As Lithuania's reform-oriented government collapsed last week, after their half-baked political ambitions backed up by hidden economic interest groups prevented party leaders from effecting a reshuffle in the centrist coalition, many analysts were wondering what could happen next regarding the country's further economic reforms.
Algirdas Brazauskas, leader of the left-wing Social Democrats, former Communist Party boss and president of independent Lithuania from 1993 to 1998, now aged 68, is set to become the next prime minister.
"I don't see any other possibility," he told reporters, laughing.

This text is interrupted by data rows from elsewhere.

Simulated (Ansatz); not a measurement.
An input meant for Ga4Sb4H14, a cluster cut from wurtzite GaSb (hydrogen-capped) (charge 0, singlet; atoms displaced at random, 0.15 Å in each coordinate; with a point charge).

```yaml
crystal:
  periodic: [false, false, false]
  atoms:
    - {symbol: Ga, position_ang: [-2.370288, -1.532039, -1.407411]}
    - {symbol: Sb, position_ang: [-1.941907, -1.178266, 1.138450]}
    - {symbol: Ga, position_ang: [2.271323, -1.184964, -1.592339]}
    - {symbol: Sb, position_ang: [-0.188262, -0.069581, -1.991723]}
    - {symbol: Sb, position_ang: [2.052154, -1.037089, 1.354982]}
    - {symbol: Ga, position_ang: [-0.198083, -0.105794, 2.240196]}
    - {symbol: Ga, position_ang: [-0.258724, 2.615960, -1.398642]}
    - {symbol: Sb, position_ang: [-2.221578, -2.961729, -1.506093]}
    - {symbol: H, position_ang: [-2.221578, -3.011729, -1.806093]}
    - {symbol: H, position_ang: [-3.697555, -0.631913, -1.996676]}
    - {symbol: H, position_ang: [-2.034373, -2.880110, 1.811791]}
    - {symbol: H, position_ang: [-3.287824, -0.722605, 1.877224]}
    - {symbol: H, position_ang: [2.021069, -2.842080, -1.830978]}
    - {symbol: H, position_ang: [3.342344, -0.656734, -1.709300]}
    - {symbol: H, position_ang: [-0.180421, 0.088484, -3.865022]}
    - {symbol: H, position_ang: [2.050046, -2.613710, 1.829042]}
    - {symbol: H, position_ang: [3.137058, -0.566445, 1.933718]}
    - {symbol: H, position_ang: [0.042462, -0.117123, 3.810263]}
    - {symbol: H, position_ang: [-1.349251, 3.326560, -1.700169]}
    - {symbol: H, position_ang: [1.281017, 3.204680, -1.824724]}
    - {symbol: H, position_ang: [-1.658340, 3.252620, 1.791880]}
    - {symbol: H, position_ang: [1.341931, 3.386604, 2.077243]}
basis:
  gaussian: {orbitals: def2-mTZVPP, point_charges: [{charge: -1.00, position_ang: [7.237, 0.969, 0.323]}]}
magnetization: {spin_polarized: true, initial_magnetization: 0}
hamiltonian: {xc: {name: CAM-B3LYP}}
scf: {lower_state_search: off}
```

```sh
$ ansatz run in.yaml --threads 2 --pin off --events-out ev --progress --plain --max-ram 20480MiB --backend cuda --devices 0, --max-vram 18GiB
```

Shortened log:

Liberal Prime Minister Rolandas Paksas resigned on June 20, bowing to pressure from the New Union after it withdrew its six ministers from the coalition amid arguments about privatization and other reforms.
The coalition partners had formed six working groups to stamp out consensus on essential problems facing the nation. They succeeded in reaching agreement on a number of differences between the two main parties, the Liberal Union and the New Union, except on the privatization of Lietuvos Dujos (Lithuanian Gas) and a proposed gradual reduction in capital gains tax.
Lithuanian President Valdas Adamkus appointed Economy Minister Eugenijus Gentvilas, one of the leaders of the Liberal Union, as acting prime minister. The president has 15 days from the dissolution of a government to present a new prime minister to the Parliament for approval.
Gentvilas, 41, has served as minister since March of this year, and has deeply engaged himself in major privatization and sell-off efforts taking place in Lithuania.
Gentvilas was determined that his provisional Cabinet make a speedy decision on a long-term cooperation agreement between the U.S. company Williams International and Russia's Yukos related to Mazeikiu Natfa (see related story) as well as on the privatization program for Lietuvos Dujos. These decisions were to be made last week, but the meeting of the government was canceled when the prime minister resigned.
If the formation of a new leftist government drags out, Gentvilas will have more time to push forward reforms that will almost surely change course after the social democrats enter the picture.
The Paksas government "has been unpredictable for some time, so with the Social Democrats coming to power ideological sympathies and antipathies will be ignored and a stable business environment will be created," said Gitanas Nauseda, deputy CEO at Vilniaus Bankas.
On the other hand, analysts are not lending resounding approval to the reforms that the Social Democrats plan to implement. The consensus is that the introduction of a progressive tax system would have a negative effect on the business environment.
"Progressive taxation may not only deter investment but also encourage the companies operating in Lithuania to move their manufacturing plants to neighboring countries, which would slow down economic growth," said Tomas Andrejauskas, head of the finance brokerage department of Hansabankas.
Analysts tend to support the Social Democrats on their position against scrapping the corporate capital gains tax.
"When a certain tax is abolished, a mechanism of compensation should be set up," Nauseda said. "The corporate profits tax may account for 7 percent to 8 percent of the country's GDP, provided that discounts on reinvestment are eliminated and the mechanism of cost recognition is properly arranged."
It is feared that when the Social Democrats attain power, funds allocated for social security could exceed the growth of the state budget, and provisions from foreign or domestic loans will not be given as generously to this sector as before.
This would take a toll on the country's economy, even though Lithuania has pledged to the International Monetary Fund that the 2002 fiscal budget will not exceed 1.3 percent.
"Social security as a priority sector as well as a reputation for foot-dragging on reforms have made the Social Democrats unpopular among world politicians. Therefore, the withdrawal by the Liberals could have a negative impact on the Lithuanian stock market. Moreover, the pace of the privatization process in the country may slow down," Andrejauskas said.
Analysts are also worried about plans to repeg the litas to a dollar-euro basket. The Bank of Lithuania is due to discuss the repeg issue during the next week but is not yet clear with whom it will discuss the idea.
"Lithuania now faces a tragicomic situation where, on the one hand, exports' growth is inhibited by the falling euro, while on the other hand we are constantly prevented from making a logical solution by repegging the litas to the euro," Nauseda said.